RichardWassersug

2009: Human Posture in Public Space: Handholding in Same-Sex Couples

The act of touching between men and women is an important means of expressing intimacy. Touching conveys different messages or meanings related to intimacy, status and power. Touching also varies with gender, culture and age. Handholding is a little-researched, major form of reciprocal touch between men and women. However, when it comes to handholding in same sex couples, we know almost nothing.

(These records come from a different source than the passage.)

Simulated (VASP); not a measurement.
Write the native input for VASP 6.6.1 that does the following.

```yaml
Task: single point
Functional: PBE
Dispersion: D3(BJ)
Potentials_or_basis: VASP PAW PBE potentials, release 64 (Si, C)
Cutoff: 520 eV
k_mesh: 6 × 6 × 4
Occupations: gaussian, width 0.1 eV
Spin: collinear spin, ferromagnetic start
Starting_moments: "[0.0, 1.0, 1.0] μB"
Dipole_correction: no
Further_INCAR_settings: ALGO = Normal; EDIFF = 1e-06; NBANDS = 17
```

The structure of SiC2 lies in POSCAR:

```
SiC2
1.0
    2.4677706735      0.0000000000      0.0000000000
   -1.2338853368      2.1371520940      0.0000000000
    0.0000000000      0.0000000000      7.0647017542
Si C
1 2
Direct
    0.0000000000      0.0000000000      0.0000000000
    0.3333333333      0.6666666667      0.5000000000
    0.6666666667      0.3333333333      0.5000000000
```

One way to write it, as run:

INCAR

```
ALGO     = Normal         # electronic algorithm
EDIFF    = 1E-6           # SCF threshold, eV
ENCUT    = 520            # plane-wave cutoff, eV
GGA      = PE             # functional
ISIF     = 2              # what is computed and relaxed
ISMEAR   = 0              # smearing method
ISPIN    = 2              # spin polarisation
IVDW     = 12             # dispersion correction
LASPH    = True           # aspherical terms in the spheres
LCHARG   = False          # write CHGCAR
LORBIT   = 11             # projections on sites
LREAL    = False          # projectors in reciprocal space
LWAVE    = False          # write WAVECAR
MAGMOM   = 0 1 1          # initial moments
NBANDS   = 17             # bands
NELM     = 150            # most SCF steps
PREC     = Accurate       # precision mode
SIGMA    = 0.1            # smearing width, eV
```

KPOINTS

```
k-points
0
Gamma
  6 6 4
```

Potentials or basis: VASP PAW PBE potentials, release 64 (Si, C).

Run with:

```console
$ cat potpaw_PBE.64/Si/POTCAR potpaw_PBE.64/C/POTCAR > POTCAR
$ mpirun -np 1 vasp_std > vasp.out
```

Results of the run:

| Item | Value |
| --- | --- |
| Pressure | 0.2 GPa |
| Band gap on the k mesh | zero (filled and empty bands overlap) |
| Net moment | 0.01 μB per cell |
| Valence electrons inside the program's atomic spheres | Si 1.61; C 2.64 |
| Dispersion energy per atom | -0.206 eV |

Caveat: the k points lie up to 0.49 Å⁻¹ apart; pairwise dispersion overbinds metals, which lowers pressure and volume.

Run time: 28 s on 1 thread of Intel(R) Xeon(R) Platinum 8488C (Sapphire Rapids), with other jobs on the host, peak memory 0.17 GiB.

Both men and women rate handholding as the most intimate and least dominating form of touch. While handholding has been characterized as a nearly equal non-verbal practice between sexes, the details of the act could be seen as fitting traditional male superiority: studies on hand-holding in heterosexual couples have shown that men’s hands were significantly more likely to be the upper one in couples of differing heights, ages, hand preferences, ethnicity, and culture. Men’s hands were more likely to lead, regardless of the sex of the initiator of public handholding, indicating possible sex, status, and power differences (real or perceived) between partners.

We hypothesize that hand-holding posture might be predictive of the dynamics within lesbian dyads. Due to previous studies’ conclusions about handholding and their possible indication of status and power differences in heterosexual couples, we hypothesize that the same may be true in terms of who has the leading hand in same sex couples. This will be the first study to look at the significance of hand holding in adults that factor out sex differences in a couple.